In Afghanistan, where the American occupation is well into its 16th year, the Pentagon is sending 4,000 additional troops, after dropping the largest non-nuclear bomb in history on an ISIS complex in April. In May, U.S. forces killed 105 civilians in a single airstrike on the northern Iraqi city of Mosul. In Yemen, the U.S.-supported Saudi war has caused a growing famine and cholera epidemic, none of which dissuaded the U.S. Senate from voting 53-47 last week in favor of the Trump Administration’s massive arms deal with Saudi Arabia. In Somalia, the U.S. recently killed 8 people in airstrikes, to which the terrorist group Al-Shabab responded by massacring at least 31 people in a bombing and restaurant siege in Mogadishu days later. Meanwhile in Syria, the U.S. has bowed to the Washington foreign policy establishment consensus Obama resisted, launching airstrikes against the Assad regime and killing four children.

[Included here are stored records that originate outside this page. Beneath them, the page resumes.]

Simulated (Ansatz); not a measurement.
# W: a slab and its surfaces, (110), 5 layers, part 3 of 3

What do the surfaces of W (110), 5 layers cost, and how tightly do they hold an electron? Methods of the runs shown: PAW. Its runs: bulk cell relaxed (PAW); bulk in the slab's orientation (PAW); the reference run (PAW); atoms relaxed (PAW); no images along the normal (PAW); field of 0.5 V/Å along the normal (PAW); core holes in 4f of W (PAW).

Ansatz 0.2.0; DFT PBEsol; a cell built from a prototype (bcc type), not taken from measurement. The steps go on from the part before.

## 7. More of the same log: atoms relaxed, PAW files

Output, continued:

Just last week, U.S. airstrikes in Raqqa, the de facto capital of ISIS, killed hundreds of civilians and displaced as many as 160,000 people. Now Russia is forcefully condemning the U.S. for shooting down a Syrian warplane and threatening to target U.S. planes, raising the specter of World War III—exactly what many purported isolationists feared might happen under Hillary Clinton.

There’s every reason to expect more stories like this for the foreseeable future, whether it’s the administration’s continuing push for regime change in Iran or its sudden isolation of Qatar from other Gulf monarchies allied with the United States. It’s as if the administration wants to be at war with the entire Middle East at once, and almost no one in Washington is pushing back. Anyone who voted for Trump expecting a non-interventionist is now confronted with perhaps the most wantonly pro-war presidency since the height of the Cold War.

It’s tempting to pin this all on Trump, who ricocheted during the campaign last year from criticisms of past U.S. interventions to calls for war crimes against Muslims. But all he’s really done is remove the select brakes the Obama administration had placed on the Washington foreign policy establishment. None other than Hillary Clinton endorsed airstrikes against Assad shortly before they were launched. Mattis and McMaster enjoy the enthusiastic support of the Senate’s most consistent warmongers, John McCain and Lindsey Graham, neither of whom was especially eager to make America great again. Far from making a radical break with the past, Trump has simply allowed the policies established by George W. Bush after 9/11 and largely continued by Obama to accelerate toward their logical conclusion: an unlimited, borderless war against much of the Muslim world, in which the only discernible strategy is mass carnage.

One way or another, the Trump presidency will eventually end, and perhaps much sooner than January 2021. When it does, the next president will likely inherit even more open-ended military commitments than Trump did, as well as potential blowback in the form of a new generation radicalized by indiscriminate U.S. bombings. Ideally, they will use what is sure to be regarded as Trump’s disastrous tenure as an opportunity to fundamentally reevaluate the U.S. role in the world and to begin to reestablish limits on what the military can do overseas. But if recent history is any guide, they will continue to defer to the military, and it will be mostly Muslim civilians who pay the price.